From the world’s largest publicly traded hedge-fund manager, Man Group Plc, to scholars at the University of Cambridge and beyond, a growing body of research signals that the quant strategy of trend following is especially well-suited and profitable for the famous ups and downs in Bitcoin’s price. Quant funds like the $2 billion Florin Court Capital LLC have been implementing such strategies since 2017 and crypto exposure has juiced their cross-asset trend-following trades. For retail traders, a newly-launched ETF is offering wider access to a strategy riding Bitcoin gyrations.

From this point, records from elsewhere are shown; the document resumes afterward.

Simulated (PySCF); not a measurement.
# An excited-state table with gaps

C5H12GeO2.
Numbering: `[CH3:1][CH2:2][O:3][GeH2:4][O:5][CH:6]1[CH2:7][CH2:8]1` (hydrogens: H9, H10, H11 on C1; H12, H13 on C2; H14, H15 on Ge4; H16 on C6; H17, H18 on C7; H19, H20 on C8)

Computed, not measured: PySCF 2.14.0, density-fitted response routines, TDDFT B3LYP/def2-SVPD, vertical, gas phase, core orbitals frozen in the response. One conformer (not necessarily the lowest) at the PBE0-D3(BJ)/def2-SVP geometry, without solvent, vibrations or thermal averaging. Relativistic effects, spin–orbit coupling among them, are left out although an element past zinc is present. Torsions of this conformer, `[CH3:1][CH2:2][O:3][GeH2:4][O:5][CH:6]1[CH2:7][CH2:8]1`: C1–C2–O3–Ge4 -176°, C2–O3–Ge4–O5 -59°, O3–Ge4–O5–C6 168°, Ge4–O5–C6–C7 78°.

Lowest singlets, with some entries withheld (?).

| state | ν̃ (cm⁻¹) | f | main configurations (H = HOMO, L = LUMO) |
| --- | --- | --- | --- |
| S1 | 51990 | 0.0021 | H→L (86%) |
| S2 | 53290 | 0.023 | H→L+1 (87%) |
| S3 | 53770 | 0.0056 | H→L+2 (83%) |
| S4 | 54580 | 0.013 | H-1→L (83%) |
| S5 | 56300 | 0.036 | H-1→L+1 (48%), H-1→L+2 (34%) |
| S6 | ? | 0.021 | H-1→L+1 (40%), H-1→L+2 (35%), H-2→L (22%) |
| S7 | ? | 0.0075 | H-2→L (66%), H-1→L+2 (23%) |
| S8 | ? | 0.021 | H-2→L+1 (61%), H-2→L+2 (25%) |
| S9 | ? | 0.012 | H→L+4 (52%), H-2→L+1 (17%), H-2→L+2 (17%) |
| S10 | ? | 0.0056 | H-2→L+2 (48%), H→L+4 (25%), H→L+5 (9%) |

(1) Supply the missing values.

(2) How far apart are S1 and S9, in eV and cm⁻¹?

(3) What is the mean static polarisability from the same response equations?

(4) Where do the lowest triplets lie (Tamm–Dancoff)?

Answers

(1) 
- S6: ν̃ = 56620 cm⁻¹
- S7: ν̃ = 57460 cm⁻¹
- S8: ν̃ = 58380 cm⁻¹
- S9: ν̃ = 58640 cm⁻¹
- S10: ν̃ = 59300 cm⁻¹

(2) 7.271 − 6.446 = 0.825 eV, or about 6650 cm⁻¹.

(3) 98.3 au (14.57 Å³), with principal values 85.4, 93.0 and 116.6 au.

“The risk-adjusted returns of a momentum type strategy, regardless of the speed, have historically been better than one of buy and hold,” said Tarek Abou Zeid, partner and senior client portfolio manager at Man AHL. “Trend following is all about extracting behavioral biases. In crypto, you see excesses, you see FOMOs, you see panics — which can be captured with those systematic strategies.”

Researchers at Man Group’s Man AHL unit found that a proxy long-short trend strategy in both Bitcoin and Ether has outperformed buy-and-hold investments in the coins since 2017 when scaled for 10% volatility. The strategy captures the gains during a rally and takes short positions when the trend is negative.

Man Group, whose assets under management rose to a record $167.5 billion at the end of 2023, has previously said the firm trades cryptocurrencies as part of its existing strategies. Quant-investing giant AQR Capital Management LLC also has publicly said it trades cryptocurrency futures in a trend-following strategy. Florin Court, which specializes in exotic and alternative markets, are trading both Bitcoin and Ether after beginning to trade cryptocurrencies in 2017 and are enjoying a strong boost to the fund’s performance year-to-date.

“Crypto is right up our alley and mostly behaves much like some of the more volatile commodity markets,” said Doug Greenig, the founder of Florin Court Capital. “You need good trend models and systematic risk control.”

Greenig said he is using a conservative approach by avoiding unregulated crypto exchanges and other significant counterparty risks that are infamous in crypto. Relatively small crypto data sets are another issue quants cite as an obstacle to wider implementation of systematic trading. “The biggest concerns have been non-market risks in the space,” Greenig added.

The models Man Group uses rely on data starting in 2016-2017, when institutional investors became more active in the space. Bitcoin futures were launched at the end of 2017.

Academic research adds more evidence to support the case for crypto trend following. A 2023 paper by researchers at Monash University found that trend-following strategies broadly outperformed a constant investment in Bitcoin and Ether, with shorter lookback periods being more profitable than longer ones. Another paper by researchers from the University of Cambridge and beyond found “consistent and attractive returns” for a similar strategy between 2011 and 2019.

Trend Goes Mainstream

It’s not only sophisticated hedge funds examining the strategy. It’s also going mainstream, with investors now able to access a similar strategy through an exchange-traded product. The Global X Bitcoin Trend Strategy ETF (ticker: BTRN) launched last month, tracking the CoinDesk Bitcoin Trend Indicator.

The product dynamically allocates between Bitcoin futures and Treasury bills with a maturity of one to three months. The ETF increases exposure to Bitcoin futures when prices go higher and reduces its allocation when prices move lower, without ever going short.

“Bitcoin remains subject to significant bouts of volatility and large drawdowns,” said Adam Sze, head of product development at Global X ETFs. “BTRN would work best in an environment where there is a clear and steady momentum to either the upside or the downside.”

While trend following has shown good results when tested for Bitcoin and Ether, quants remain cautious about implementing these types of systematic techniques elsewhere in the crypto space. Stablecoins, which are intended to track an asset like the US dollar one-for-one, are obvious examples. So are the highly speculative, often-novelty tokens known as memecoins, which can be way more volatile than Bitcoin and Ether.

“One should be very cautious about applying traditional momentum models to pegged currencies — stablecoins would fall into that bucket,” said Andre Rzym, a partner and portfolio manager at Man AHL. “I’m also cautious about what you might call memecoins – they exhibit price dynamics which might not be suitable for traditional momentum models.”

–With assistance from Isabelle Lee.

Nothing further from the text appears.